I think there is some debate for likely circumstance between department procedure and joe blows just wanting some protection. If you're carrying for duty you may have to engage people holed up and hell bent on going to the very end, potential hostage etc etc. You don't get the option to just disengage. Id assume most civilians are just using it as a tool to break contact as engaging in a sustained gunfight is going to bring quite a bit of scrutiny if that isn't a part of your job. I'm not a lawyer but we've seen people have caliber/equipment/style of weapon utilized in prosecution justly or not. I'm also not saying it would happen but there's a world where a jury of our "peers" could see someone going out of their way to add extra rounds and skew that into looking for a fight for something that likely wont make a ton of difference for the most common semi automatic carry guns today.Back to the topic of capacity. If the gun has the ability to bring an extra round into a fight, why would you not want that round?

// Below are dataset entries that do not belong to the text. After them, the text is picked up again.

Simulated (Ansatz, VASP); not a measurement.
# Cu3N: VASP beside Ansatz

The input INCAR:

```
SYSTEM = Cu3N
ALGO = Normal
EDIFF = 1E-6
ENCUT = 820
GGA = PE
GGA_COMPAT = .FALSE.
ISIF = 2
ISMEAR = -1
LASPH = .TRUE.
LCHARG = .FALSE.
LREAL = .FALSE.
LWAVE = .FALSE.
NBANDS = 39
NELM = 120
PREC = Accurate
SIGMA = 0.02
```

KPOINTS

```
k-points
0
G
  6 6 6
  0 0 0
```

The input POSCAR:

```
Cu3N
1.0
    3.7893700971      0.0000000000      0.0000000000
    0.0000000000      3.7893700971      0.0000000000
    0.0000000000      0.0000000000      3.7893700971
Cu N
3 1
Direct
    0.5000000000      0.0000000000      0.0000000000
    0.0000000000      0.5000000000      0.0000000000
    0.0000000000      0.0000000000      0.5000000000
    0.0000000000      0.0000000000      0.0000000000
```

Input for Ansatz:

My department procedure - insert full magazine. Send slide forward. Remove magazine. Add one round. Insert magazine. Holster weapon.
The Glock 19 already holds 15 rounds. I have two spare magazines with me.
But I’m going to carry that one extra round, because nobody here can predict exactly how the gun fight is going to go down. And when you’re in a gun fight, more ammo is better than less.
This is not an endorsement for or against but I could see why someone wouldn't.